Kenny told the Irish Times that he would summon all political players to an unprecedented All Island Civic Dialogue on 2 November. “
In support of the Guardian’s announcement the Irish Times has published a gloomy analysis of the effects of Brexit on both countries.
The rough guide is that every 1 per cut in UK growth hits Ireland by 0.3-0.4 per cent. But all sides concede that the many uncertainties of Brexit could lead to more damage.
Growth predictions for the North have been cut. Danske Bank, for example, has cut its growth forecast for this year from 1.6 per cent to 1 per cent and, more significantly, for next year form 1.9 per cent to just 0.5 per cent. The other big threat to the economy in the North is the potential loss of EU subsidies, particularly to the farming sector but also to support investment.

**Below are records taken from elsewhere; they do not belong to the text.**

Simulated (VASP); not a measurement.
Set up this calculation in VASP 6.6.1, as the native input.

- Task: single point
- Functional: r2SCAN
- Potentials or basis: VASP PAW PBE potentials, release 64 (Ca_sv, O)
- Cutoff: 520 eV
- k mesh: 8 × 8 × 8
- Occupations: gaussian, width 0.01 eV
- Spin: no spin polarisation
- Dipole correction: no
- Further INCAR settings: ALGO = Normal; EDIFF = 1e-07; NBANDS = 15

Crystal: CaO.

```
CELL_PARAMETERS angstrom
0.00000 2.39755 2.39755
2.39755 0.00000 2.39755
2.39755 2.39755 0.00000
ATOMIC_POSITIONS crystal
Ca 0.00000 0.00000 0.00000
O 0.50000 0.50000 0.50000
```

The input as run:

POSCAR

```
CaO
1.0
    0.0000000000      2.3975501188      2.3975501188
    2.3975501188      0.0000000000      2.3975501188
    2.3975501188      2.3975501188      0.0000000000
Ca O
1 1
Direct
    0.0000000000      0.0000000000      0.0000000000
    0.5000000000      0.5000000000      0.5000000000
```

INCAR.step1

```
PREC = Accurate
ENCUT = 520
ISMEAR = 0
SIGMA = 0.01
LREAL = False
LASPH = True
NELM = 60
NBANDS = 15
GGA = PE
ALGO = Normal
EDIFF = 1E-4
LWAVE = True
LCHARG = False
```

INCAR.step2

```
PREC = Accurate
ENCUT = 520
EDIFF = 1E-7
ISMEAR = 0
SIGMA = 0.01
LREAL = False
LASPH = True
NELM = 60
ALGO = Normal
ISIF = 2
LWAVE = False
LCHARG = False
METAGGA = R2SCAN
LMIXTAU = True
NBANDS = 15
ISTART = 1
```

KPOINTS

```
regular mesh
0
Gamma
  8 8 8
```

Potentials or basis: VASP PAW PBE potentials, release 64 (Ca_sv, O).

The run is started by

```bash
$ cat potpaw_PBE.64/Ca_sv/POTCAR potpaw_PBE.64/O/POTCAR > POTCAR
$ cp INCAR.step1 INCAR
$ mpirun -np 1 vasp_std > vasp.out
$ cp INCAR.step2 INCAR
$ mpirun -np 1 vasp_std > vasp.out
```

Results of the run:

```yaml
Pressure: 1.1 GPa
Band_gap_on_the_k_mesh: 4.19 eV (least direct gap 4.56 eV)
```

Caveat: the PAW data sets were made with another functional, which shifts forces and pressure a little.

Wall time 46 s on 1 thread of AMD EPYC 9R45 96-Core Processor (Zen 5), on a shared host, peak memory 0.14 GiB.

For the island of Ireland, there are three key economic factors here. The first is the exchange rate. The second is the trading arrangements after Brexit – will there be tariffs applied on trade between Britain and Ireland? But the third factor is the most emotive. If a Border is re-erected on the island of Ireland it will be seen as a step back in time to the days of the Troubles – and a massive blow to the economic and social relationship which has built in the meantime.
Foreign minister Charlie Flanagan contributes an op ed to show how busy the Irish government is over Brexit – but he acknowledges that any special deal has to be negotiated in the context of Euro 27.
Future arrangements between the UK and Ireland, and between the Irish government and the Northern Ireland executive, will have to be placed in the wider framework negotiated between the UK and the 27 other EU members – including Ireland.
The FT has a hot story...
Mrs May has not ruled out making future payments to the EU to secure privileged access to the single market. Finance is among the sectors most likely to benefit in any deal that recognised the “equivalence” of regulatory regimes.
On Friday, she assured Japanese carmaker Nissan that trading conditions for its Sunderland car plant would not change after Brexit, in the first suggestion that the government could pick favoured sectors to shield from the impact of leaving the EU.
Several senior ministers have told the Financial Times that the cabinet is considering how Britain could carry on paying billions of pounds into the EU budget. “We would have to be careful how we explained it,” said one minister. “But Theresa has been very careful not to rule it out.” Another senior Tory said: “With Theresa, you have to listen carefully to the silences.”
.. and the FT is surely right to conclude that Nicola Sturgeon sent mixed messages out from the SNP annual conference
Nicola Sturgeon mixed tough talk on a second Scottish independence referendum with the suggestion she would be willing to put this aside if the UK leaves the EU on terms she finds acceptable.
The paradox should be noted though, that associated status for Scotland could facilitate rather than hamper a smooth transition to eventual independence. In the short term at least, the prospect of a hard border across the Cheviots would make it more difficult.
The ambiguous message that emerged from Scottish National party conference, which closed this weekend, is partly the result of divisions over how quickly to push for another referendum.